News

Motorists pay the price for roadworthy oversight

12 November 2018

The cost of unnecessary roadworthy certificates to Victorian consumers is estimated to be $22.2 million per annum, not to mention the unnecessary red-tape businesses endure.

The Victorian Automobile Chamber of Commerce (VACC) is serious about driving change, lobbying VicRoads for the last three years to exempt select dealer owned cars. The cars in question are those that have less than 50km on the clock and have been held as dealer stock for a period of less than three months.

A recent dealer survey, spearheaded by VACC, yielded results that support the call for reform. Results were unsurprising to dealers and VACC but may raise eyebrows of otherwise unaware motorists.
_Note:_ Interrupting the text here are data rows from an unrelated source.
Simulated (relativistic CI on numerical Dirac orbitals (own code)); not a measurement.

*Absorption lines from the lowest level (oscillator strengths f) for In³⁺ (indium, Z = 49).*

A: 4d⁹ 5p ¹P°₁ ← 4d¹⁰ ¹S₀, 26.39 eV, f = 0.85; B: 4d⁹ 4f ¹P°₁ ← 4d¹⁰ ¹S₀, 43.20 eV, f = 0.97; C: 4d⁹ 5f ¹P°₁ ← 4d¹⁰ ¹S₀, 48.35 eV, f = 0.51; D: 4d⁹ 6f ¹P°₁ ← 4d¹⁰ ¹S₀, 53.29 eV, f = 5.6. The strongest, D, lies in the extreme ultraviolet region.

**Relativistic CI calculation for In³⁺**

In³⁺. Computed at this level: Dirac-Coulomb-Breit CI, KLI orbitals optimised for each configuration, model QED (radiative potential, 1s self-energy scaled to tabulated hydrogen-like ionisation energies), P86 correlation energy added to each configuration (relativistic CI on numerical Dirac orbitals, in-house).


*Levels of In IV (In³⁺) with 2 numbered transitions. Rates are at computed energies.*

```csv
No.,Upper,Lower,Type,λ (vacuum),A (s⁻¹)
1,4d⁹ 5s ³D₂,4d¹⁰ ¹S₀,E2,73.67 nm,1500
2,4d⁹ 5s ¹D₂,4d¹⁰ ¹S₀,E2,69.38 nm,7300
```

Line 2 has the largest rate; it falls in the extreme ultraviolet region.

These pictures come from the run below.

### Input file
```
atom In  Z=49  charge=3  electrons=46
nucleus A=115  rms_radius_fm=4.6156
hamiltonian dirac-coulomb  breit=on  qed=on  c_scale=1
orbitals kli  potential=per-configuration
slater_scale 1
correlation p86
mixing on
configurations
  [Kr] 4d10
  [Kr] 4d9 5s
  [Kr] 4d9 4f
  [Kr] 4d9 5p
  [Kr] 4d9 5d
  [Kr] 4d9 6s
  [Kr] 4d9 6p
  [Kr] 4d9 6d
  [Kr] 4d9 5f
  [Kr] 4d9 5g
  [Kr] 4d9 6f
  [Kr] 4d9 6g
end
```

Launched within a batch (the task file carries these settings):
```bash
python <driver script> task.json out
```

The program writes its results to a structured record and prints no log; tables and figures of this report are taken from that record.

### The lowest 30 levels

Over 600 responses were gathered, revealing that 84.5 percent of low kilometre dealer stock, which had a roadworthy certificate completed, showed an odometer reading of less than 50km. Furthermore, 99.4 percent of vehicles required no rectification work to be completed as part of the roadworthy certificate.

These vehicles should not require a roadworthy certificate. However, as it is currently a legal requirement, Victorian consumers are covering the certificate cost and unnecessarily paying over $200 extra upon purchase of a new vehicle.

Members of the Victorian Automobile Dealer Association (VADA) have been frustrated for some time about the requirement to obtain a roadworthy certificate when retailing a new, registered, low kilometre vehicle, that has only ever been owned by a new car dealer. These low kilometre cars can be demonstrator vehicles, Retail Delivery Advice cars (also known as cyber cars) or vehicles where a consumer reneges on a deal.

The growing prevalence of low kilometre trading stock within car dealerships has resulted in unprecedented internal price rises. Costs are absorbed by VADA members, as they are required to obtain a roadworthy certificate for these vehicles when presenting them for retail sale. It then lands in the lap of the consumer.

Above would constitute a sensible reform, benefitting both Victorian businesses and consumers.

VACC has provided a formal submission to VicRoads in pursuit of this reform, and will keep motorists and the automotive industry updated.